Making teams work

Two academics share their knowledge on team building with a reporter for Krauthammer’s newsletter
By Krauthammer, March 2013
A team is much more than a group of people working together for the same company. Read about the challenges you may face when you have to build a team.

Building a great team is not as simple as finding six high performers and putting them in the same room.“It’s a process that requires care, effort and ongoing management if organizations want to get the most out of their people,” said Sebastian Reiche, Assistant Professor of Managing People in Organizations at IESE Business School in Barcelona. “Companies often assume that you can gather a group of people and that they will perform together as a team, but simply bringing people together is not enough. The difference between a group and a team is the difference between people sitting at the same bus stop and people who have the same mission and who are accountable to one another.”

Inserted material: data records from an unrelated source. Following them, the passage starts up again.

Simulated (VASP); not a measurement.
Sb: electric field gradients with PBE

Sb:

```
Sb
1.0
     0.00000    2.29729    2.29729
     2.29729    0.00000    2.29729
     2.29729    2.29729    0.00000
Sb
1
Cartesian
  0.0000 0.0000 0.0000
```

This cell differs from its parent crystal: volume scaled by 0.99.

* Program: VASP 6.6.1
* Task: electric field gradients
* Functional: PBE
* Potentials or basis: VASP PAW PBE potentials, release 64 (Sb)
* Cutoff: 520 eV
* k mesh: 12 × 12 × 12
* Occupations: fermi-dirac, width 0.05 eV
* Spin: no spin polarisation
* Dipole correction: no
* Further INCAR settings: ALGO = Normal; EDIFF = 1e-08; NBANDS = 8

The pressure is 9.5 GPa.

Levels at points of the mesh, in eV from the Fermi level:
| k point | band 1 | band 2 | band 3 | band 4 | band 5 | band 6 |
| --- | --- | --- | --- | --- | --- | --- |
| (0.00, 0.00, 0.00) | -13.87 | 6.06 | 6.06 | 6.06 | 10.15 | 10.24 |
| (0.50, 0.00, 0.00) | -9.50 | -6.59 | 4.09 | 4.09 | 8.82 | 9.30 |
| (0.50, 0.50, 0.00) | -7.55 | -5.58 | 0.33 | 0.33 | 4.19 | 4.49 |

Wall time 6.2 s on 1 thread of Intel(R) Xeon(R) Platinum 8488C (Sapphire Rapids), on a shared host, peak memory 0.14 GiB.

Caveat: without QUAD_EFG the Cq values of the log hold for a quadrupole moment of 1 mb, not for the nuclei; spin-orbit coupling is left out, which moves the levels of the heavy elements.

Find the right team members

Start by thinking about who should be in the team, said Mark de Rond, an Reader in Strategy & Organization at the University of Cambridge’s Judge business school, and author of “There is an I in team: What elite and coaches really know about high performance.”

Dr De Rond advises managers to look for the right mix of personalities as well as the right combination of skills and knowledge. If you are taking over an existing team, take the time to get to know each member separately. “Every team is made up of individuals, but too many managers assume that people are all alike,” he said. “You have to understand that people are very different in fundamental ways. If you don’t know what makes each of them tick when you combine them, you will not understand what makes them work more or less effectively.”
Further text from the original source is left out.